I have a two node cluster hosted in ElasticCloud.
Host Elastic Cloud
Platform Google Cloud
Region US Central 1 (Iowa)
Memory 8 GB
Storage 192 GB
SSD Yes
HA Yes
Each node has:
Allocated Processors 2
Number of processors 2
Number of indices 4*
Shards (p/ index) 5*
Number of replicas 1
Number of document 150M
Allocated Disk 150GB
* the main indices, kibana and watcher creates a bunch of small indices.
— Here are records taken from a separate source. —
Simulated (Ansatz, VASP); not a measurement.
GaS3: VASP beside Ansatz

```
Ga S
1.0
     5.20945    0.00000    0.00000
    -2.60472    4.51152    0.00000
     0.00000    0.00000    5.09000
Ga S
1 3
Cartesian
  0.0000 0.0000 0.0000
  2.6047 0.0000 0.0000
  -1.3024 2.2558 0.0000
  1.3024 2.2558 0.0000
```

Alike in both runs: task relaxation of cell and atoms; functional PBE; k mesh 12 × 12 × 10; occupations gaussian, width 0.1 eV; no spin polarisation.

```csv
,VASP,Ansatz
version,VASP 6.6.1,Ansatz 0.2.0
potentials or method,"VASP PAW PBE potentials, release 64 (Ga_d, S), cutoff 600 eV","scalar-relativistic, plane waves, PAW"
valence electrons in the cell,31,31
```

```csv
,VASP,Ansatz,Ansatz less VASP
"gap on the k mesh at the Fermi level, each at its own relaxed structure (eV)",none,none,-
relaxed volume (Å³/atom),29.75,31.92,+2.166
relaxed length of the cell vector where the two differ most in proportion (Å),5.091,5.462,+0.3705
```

My documents are mostly text. There are some other fields (no more than 5 per index), no nested objects. Indices specs:
| Index | Avg Doc Length | # Docs | Disk |
|---------|----------------|--------|------|
| index-1 | 300 | 80M | 70GB |
| index-2 | 500 | 5M | 5GB |
| index-3 | 3000 | 2M | 10GB |
| index-4 | 2500 | 18M | 54GB |
When system is idle, response time (load time) is typically few seconds. But when I simulate the behavior of 10 users I start to get timeouts in my application. Originally timeout was 10s, I updated it to 60s and I am still having issues. Here follows a chart for simulation of 10 concurrent users using Search Api.
Red line is total request time in seconds and dotted pink line is my 60 seconds timeout. So, I'd say in most of the times my users will experience a timeout. The query I've used is quite simple:
{
"size": 500,
"from": ${FROM},
"query":{
"query_string": {
"query": "good OR bad"
}
}
}
I've tried all possible tweaks that came to my knowledge. I don't know if that is the real ES performance and I have to accept it and upgrade my plan.